Charles E. Jennings:
A Boy of War
Charles Jennings is one of the least known and yet more unusual servicemen buried in Ridgefield. Unlike most who joined the military, Charles Jennings was barely 16 years old when he signed up with the Union Navy. And he wasn’t much older when he died in the service of his country — the facts of which are incorrectly reported on his official Civil War monument.
The Civil War has been called “The Boys’ War” because so many soldiers were younger teenagers. Some experts estimate around 100,000 enlistees in the Union and Confederate armies were 15 years old or younger; 300 were younger than 13. Most of these teenagers joined as musicians, especially drummers. But Charles Jennings was old enough that he was assigned to do a man’s work aboard large vessels.
The Ridgefield town clerk’s records report that Charles Edgar Jennings was born on March 23, 1848, in “School District Number 11,” which was the Florida District, north of Branchville. His parents were Anson and Nancy Jane Jennings “of Reading.” The 1860 census lists Anson as a farmer in Redding (but the town has no record of Charles’s birth).
Why would Ridgefield record the birth of someone from Redding? Maps published in 1856 and 1867 suggest that the Jennings family lived on Simpaug Turnpike, just north of the railroad trestle; that’s in Redding, but it’s right on the Ridgefield town line. Back then towns often shared schooling duties near their borders, and it is probable that the Jennings’ family was served by the Florida School District; the Florida Schoolhouse on the corner of Florida and Florida Hill Roads was closer to their house than any schoolhouse in Redding (or Ridgefield).
It was an official of the Florida District who reported Charles’s birth, probably expecting that Charles would be a future pupil. And it’s quite likely that Charles did get his education at the Florida Schoolhouse.

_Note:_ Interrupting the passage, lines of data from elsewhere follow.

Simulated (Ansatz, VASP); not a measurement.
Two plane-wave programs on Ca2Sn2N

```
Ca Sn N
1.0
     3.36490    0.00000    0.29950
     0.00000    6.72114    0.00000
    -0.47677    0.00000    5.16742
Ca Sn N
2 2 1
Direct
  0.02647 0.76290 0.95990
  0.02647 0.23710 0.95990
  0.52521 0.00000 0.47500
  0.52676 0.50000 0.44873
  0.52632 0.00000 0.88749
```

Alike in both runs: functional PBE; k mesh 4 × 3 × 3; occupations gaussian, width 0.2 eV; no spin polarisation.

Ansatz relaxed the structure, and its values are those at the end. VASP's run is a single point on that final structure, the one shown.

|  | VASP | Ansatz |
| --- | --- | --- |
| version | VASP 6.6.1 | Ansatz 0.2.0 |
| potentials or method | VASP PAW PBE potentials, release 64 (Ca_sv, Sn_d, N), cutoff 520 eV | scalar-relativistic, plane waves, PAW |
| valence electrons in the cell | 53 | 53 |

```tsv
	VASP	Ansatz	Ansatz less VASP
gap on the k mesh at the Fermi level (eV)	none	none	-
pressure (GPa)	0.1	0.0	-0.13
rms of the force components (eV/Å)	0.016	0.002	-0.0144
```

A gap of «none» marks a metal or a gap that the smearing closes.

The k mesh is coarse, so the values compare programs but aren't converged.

What’s more, it’s quite possible that, although the house was in Redding, much of the Jennings farm was in Ridgefield since the best land in their neighborhood was to the west, not east, of their house — territory along the Norwalk River in Ridgefield.
Charles’s father, Anson, died March 3, 1861, at the age of 60. He must have known the end was coming, for he made out a will a month earlier, leaving his estate to his wife, Nancy Jane, and their children, Robert, Charles, Henry, and Mary Ann.
Three years later, on May 3, 1864, Charles enlisted in the Navy. He was 16 years, 4 months and 21 days old, reports Charlene Henderson, who has researched Charles’s record to confirm that information on his Civil War monument is incorrect. Henderson specializes in the 17th Connecticut Volunteer Infantry regiment, to which, according to his monument, Charles belonged. She discovered that Charles E. Jennings of Redding was confused with Sgt. Charles A. Jennings of Georgetown — whose grave in Branchville Cemetery has no military marker at all, even though Charles A. was seriously wounded at Chancellorsville.
The minimum age for enlisting in the Civil War was 18, with parental permission. It is not known whether Charles lied about his age, whether military officials simply ignored his age — which often happened — or whether he had permission from his mother. Even young men between 18 and 20 years old were supposed to have parental permission.
Jennings was apparently assigned to two ships, the first of which was the U.S.S. New Hampshire, a former 74-gun “ship of the line” then being used as a supply vessel. He was then assigned to the U.S.S. Princeton, a former gun boat stationed in Philadelphia Harbor and used as a “receiving ship” where new recruits were housed. At Philadelphia, aboard the U.S.S. Massachusetts, Jennings died on March 27, 1865, of what his military record filed with the City of Philadelphia called “remittent fever,” but which his death record in the Redding town hall says was typhoid fever.
The Philadelphia death record says he was 21 years old, but in fact he was just four days past his 17th birthday.
Charles Jennings is buried next to his father in Florida Cemetery in Ridgefield, just a few hundred yards down the Simpaug Turnpike from his childhood home. The simple veterans monument that marks his grave incorrectly calls him a sergeant, the rank earned by Charles A. Jennings (Charles E. Jenning’s rank was “landsman,” the most basic Navy level given to those with no experience at sea.) The monument also had Charles A. Jennings’ military unit in the Union Army instead of Charles E. Jennings’ naval assignment. It correctly states he was 17 years old.
Right behind the war monument — so close that it is difficult to read — is the family’s gravestone for him. Its epitaph says he died “In sacrifice to his country.”
His mother eventually sold the farm and moved to New Jersey with her younger children Henry and Mary, Henderson reports. By 1900 she was living with her daughter, Mary, and son-in-law, in Lakewood, N.J. and died Sept. 10, 1900 in nearby Belmar.
While few other details of Charles Jennings’ life and service are known, he was probably like many other boys who enlisted with what a New York Times writer called “hopes of adventure and glory.” Cate Lineberry said in a 2011 op-ed piece that although both the Union and Confederate Armies had rules designed to prevent children from enlisting, “that didn’t stop those who wanted to be a part of the action. Some enlisted without their parents’ permission and lied about their ages or bargained with recruiters for a trial period….Most of the youngest boys became drummers, messengers and orderlies, but thousands of others fought alongside the men.”
At least 48 boys under 18 — one of whom was only 11 years old — received the Congressional Medal of Honor. One nine-year-old grew up to become a major general in the U.S. Army.